The Philippine National Bank (PNB) reported a net income of Php 3.2 billion for the first six months of 2014…


The Philippine National Bank (PNB) reported a net income of Php 3.2 billion for the first six months of 2014, 39% lower than last year’s Php 5.3 billion mainly due to the extraordinary trading gains booked a year-ago. Sustained growth in the Bank’s core business resulted in a net interest income rising by 39% to Php 8.4 billion. Interest income on loans and receivables increased by 18% to Php 7.4 billion, supported by a steady growth in its loans portfolio particularly consumer loans. On the other hand, interest expense declined by 65% to Php 1.8 billion with the redemption of the Bank’s high interest-bearing Long-term Negotiable Certificate of Deposits and Unsecured Subordinated Debt amounting to Php 3.25 billion and Php 11.5 billion, respectively.

Fee-based income contributed Php 1.3 billion to the Bank’s revenue stream, fueled by the expansion of the remittance business and rationalization of fees and charges on Bank services. To further boost the Bank’s net service fees and provide a more convenient way for Filipinos abroad to send money back to the Philippines, PNB has partnered with US-based Wells Fargo & Company last July 2014. Wells Fargo has an extensive network of more than 9,000 stores and 12,500 ATMs across 39 states in the US. Recognizing its exceptional performance in terms of remittance volume, the Bangko Sentral ng Pilipinas (BSP) awarded the Bank as the Outstanding Philippine Payments and Settlement System (PhilPass) REMIT Participant during the BSP’s 2014 Awards Ceremony and Appreciation Lunch for BSP Stakeholders in July.

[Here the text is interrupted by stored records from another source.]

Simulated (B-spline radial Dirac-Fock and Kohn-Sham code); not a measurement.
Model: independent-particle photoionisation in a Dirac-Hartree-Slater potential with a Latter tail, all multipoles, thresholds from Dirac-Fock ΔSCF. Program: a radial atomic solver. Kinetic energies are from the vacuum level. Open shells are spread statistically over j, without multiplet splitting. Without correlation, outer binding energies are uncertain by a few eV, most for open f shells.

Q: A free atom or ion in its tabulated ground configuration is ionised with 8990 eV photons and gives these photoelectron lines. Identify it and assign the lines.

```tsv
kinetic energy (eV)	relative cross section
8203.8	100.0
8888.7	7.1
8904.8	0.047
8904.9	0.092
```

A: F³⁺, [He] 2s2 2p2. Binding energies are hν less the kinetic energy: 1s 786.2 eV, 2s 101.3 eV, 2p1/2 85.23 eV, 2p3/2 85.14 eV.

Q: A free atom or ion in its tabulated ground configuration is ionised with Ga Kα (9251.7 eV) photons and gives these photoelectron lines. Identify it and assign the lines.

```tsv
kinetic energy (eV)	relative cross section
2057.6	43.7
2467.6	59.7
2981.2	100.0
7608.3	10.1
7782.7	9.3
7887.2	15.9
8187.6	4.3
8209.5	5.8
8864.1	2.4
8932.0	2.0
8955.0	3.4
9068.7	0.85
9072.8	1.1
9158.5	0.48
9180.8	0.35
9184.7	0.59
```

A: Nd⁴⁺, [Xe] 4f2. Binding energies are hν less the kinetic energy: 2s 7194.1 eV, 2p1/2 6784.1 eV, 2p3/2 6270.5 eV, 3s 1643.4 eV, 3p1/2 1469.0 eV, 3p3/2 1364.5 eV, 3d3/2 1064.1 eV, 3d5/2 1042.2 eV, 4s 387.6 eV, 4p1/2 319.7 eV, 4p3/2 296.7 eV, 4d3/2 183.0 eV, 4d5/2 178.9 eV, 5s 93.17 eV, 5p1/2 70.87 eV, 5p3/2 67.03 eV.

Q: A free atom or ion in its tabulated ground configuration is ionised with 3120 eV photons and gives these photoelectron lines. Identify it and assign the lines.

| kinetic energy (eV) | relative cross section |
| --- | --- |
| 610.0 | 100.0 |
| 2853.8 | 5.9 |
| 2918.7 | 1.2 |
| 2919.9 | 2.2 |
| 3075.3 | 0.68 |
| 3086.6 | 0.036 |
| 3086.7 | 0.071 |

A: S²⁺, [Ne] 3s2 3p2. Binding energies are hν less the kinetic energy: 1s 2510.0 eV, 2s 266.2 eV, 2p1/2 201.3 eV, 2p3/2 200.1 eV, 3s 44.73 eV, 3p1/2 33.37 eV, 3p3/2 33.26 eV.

PNB ended the first half of the year with consolidated assets reaching Php 601.8 billion. Asset quality continued to improve. Non-performing loans net of valuation reserves settled at Php 3 billion as of June 30, 2014 with net NPL ratio at 1.2%.

The Bank’s capital position remained solid. In the first quarter of the year, PNB successfully generated Php 11.6 billion in fresh capital from its stock rights offering, indicative of the Bank’s stockholders full confidence on the long-term prospects of the Bank. By end-June 2014, the Bank’s consolidated equity stood at Php 89.3 billion translating to a capital adequacy ratio (CAR) of 18.8% and Tier 1 ratio of 15.5%, well within regulatory limits.

Last March 2014, Standard & Poor’s Ratings Services hiked its outlook on PNB from “stable”; to “positive”;, citing the gradual improvement in its asset quality following the merger with Allied Banking Corporation. In addition, Moody’s Investors Service also raised PNB’s credit rating outlook from “stable”; to “positive”; last May 2014, affirming PNB’s Ba2/NP local and foreign currency deposit ratings which reflects the ongoing improvements in the credit profile of the Bank.